A wet summer in Europe dampened third quarter sales at Dutch beer giant Heineken, which rebuffed a takeover bid from rival SABMiller last month, although it stuck to annual profit forecasts.

Heineken unveiled lower-than-expected sales between July and September as rain kept drinkers out of Europe's beer gardens, although sales improved more markedly in its Asia Pacific, African and Middle East and Americas markets.

Western European revenue fell 2.4% reflecting lower total volumes in the region of 3.8%. Volume in the UK, France and Italy all declined in the mid-single digits and was marginally lower in the Netherlands.

Volume in Spain grew in the low single-digits underpinned by higher consumer confidence and improved trends in both on- and off-licence channels.

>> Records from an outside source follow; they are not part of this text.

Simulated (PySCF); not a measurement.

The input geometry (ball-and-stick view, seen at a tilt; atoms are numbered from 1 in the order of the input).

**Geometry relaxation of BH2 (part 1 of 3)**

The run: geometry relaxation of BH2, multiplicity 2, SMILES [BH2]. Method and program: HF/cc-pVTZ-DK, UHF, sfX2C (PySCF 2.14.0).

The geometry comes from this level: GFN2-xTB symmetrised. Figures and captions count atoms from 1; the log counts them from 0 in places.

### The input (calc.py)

Consolidated revenue in Asia Pacific increased 11.9% organically, with total volume growth of 9.6%. Americas consolidated revenue lifted 4.1% organically, driven by 2.9% total volume growth.

Central and eastern Europe consolidated revenue declined by 6.4% organically, with a total volume decline of 7%.

Total group revenue increased 0.7% and group beer volume was up 0.1%.

The group said its full year outlook was unchanged, with expected operating profit margin expansion in 2014 set to be ahead of the medium term target level of around 40 basis points per annum.

Chairman and chief executive Jean-Francois van Boxmeer said: "Amidst a volatile global environment and poor weather during the high selling season in Europe, we maintained top-line growth. This was led by broad-based growth across our developing markets."

Broker Bernstein said the results missed market hopes modestly, due mainly to its performance in central and eastern Europe where there are relatively low margins.

Heineken shares fell €2.14 or 4.15% to €49.40 at 14:48 in Amsterdam.